Camp-meetings were usually planned and managed by Methodist circuit-riders or Baptist itinerant preachers, who hesitated not to carry their work into the remotest and most dangerous parts of the back country. When the news went abroad that such a meeting was to take place, people flocked to the scene from far and near, in wagons, on horseback, and on foot. Pious men and women came for the sake of religious fellowship and inspiration; others not so pious came from motives of curiosity, or even to share in the rough sport for which the scoffers always found opportunity. The meeting lasted days, and even weeks; and preaching, praying, singing, "testifying," and "exhorting" went on almost without intermission. "The preachers became frantic in their exhortations; men, women, and children, falling as if in catalepsy, were laid out in rows. Shouts, incoherent singing, sometimes barking as of an unreasoning beast, rent the air. Convulsive leaps and dancing were common; so, too, 'jerking,' stakes being driven into the ground to jerk by, the subjects of the fit grasping them as they writhed and grimaced in their contortions. The world, indeed, seemed demented." ¹ Whole communities sometimes professed conversion; and it was considered a particularly good day's work when notorious disbelievers or wrong-doers—"hard bats," in the phraseology of the frontier—or gangs of young rowdies whose only object in coming was to commit acts of deviltry, succumbed to the peculiarly compelling influences of the occasion.

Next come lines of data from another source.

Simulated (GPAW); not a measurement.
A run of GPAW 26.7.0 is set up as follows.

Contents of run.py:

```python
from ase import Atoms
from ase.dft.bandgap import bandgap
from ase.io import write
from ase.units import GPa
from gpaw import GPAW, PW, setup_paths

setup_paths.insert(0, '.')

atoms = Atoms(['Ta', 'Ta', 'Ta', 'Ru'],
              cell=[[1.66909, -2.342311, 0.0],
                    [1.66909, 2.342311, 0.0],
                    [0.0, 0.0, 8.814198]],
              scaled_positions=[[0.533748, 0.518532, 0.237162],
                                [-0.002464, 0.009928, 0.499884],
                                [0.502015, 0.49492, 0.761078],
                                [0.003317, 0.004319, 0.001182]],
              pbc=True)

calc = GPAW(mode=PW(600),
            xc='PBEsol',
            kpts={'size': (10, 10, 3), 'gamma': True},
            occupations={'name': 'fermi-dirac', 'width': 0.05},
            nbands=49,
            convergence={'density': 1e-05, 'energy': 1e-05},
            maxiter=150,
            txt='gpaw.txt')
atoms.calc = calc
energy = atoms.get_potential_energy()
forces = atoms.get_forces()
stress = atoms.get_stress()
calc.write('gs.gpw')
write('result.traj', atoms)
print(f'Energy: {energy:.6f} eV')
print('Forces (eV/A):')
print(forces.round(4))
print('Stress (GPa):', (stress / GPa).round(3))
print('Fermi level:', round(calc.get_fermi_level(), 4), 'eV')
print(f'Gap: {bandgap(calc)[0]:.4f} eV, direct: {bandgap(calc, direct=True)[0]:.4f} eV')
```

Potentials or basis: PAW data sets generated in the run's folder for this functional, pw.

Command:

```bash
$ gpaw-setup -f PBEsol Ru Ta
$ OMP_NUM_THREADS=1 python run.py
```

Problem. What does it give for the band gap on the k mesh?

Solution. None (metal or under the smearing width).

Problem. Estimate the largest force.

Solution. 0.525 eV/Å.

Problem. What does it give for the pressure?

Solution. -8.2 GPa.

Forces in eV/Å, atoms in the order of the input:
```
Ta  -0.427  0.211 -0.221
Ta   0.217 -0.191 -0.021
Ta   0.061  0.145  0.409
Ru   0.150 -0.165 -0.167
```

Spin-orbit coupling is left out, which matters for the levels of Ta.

¹ Hosmer, Short History of the Mississippi Valley, p. 116.

In this sort of religion there was, of course, much wild emotionalism and sheer hysteria; and there were always people to whom it was repellent. Backsliders were numerous, and the person who "fell from grace" was more than likely to revert to his earlier wickedness in its grossest forms. None the less, in a rough, unlearned, and materialistic society such spiritual shakings-up were bound to yield much permanent good. Most western people, at one time or another, came under the influence of the Methodist and Baptist revivals; and from the men and women who were drawn by them to a new and larger view of life were recruited the hundreds of little congregations whose meeting-houses in the course of time dotted the hills and plains from the Alleghanies to the Mississippi. As for the hard-working, honest-minded frontier preachers who braved every sort of danger in the performance of their great task, the West owes them an eternal debt of gratitude. In the words of Roosevelt, "their prejudices and narrow dislikes, their raw vanity and sullen distrust of all who were better schooled than they, count for little when weighed against their intense earnestness and heroic self-sacrifice."

Nor was education neglected. Many of the settlers, especially those who came from the South, were illiterate. But all who made any pretense of respectability were desirous of giving their children an opportunity to learn to read and write. Accordingly, wherever half a dozen families lived reasonably close together, a log schoolhouse was sure to be found. In the days before public funds existed for the support of education the teachers were paid directly, and usually in produce, by the patrons. Sometimes a wandering pedagogue would find his way into a community and, being engaged to give instruction for two or three months during the winter, would "board around" among the residents and take such additional pay as he could get. More often, some one of the settlers who was fortunate enough to possess the rudiments of an education undertook the rôle of schoolmaster in the interval between the autumn corn-gathering and the spring ploughing and planting.

Instruction rarely extended beyond the three R's; but occasionally a newcomer who had somewhere picked up a smattering of algebra, Latin, or astronomy stirred the wonder, if not also the suspicion, of the neighborhood. Schoolbooks were few and costly; crude slates were made from pieces of shale; pencils were fashioned from varicolored soapstone found in the beds of small streams. No frontier picture is more familiar or more pleasing than that of the farmer's boy sitting or lying on the floor during the long winter evening industriously tracing by firelight or by candlelight the proverb or quotation assigned him as an exercise in penmanship, or wrestling with the intricacies of least common denominators and highest common divisors. It is in such a setting that we get our first glimpse of the greatest of western Americans, Abraham Lincoln.


[CHAPTER VIII.]

Tecumseh

Wayne's victory in 1795, followed by the Treaty of Fort Greenville, gave the Northwest welcome relief from Indian warfare, and within four years the Territory was ready to be advanced to the second of the three grades of government provided for it in the Ordinance of 1787. A Legislature was set up at Cincinnati, and in due time it proceeded to the election of a delegate to Congress. Choice fell on a young man whose name was destined to a permanent place in the country's history. William Henry Harrison was the son of a signer of the Declaration of Independence, the scion of one of Virginia's most honored families. Entering the army in 1791, he had served as an aide-de-camp to Wayne in the campaign which ended at Fallen Timbers, and at the time of his election was acting as Secretary of the Territory and ex-officio Lieutenant-Governor.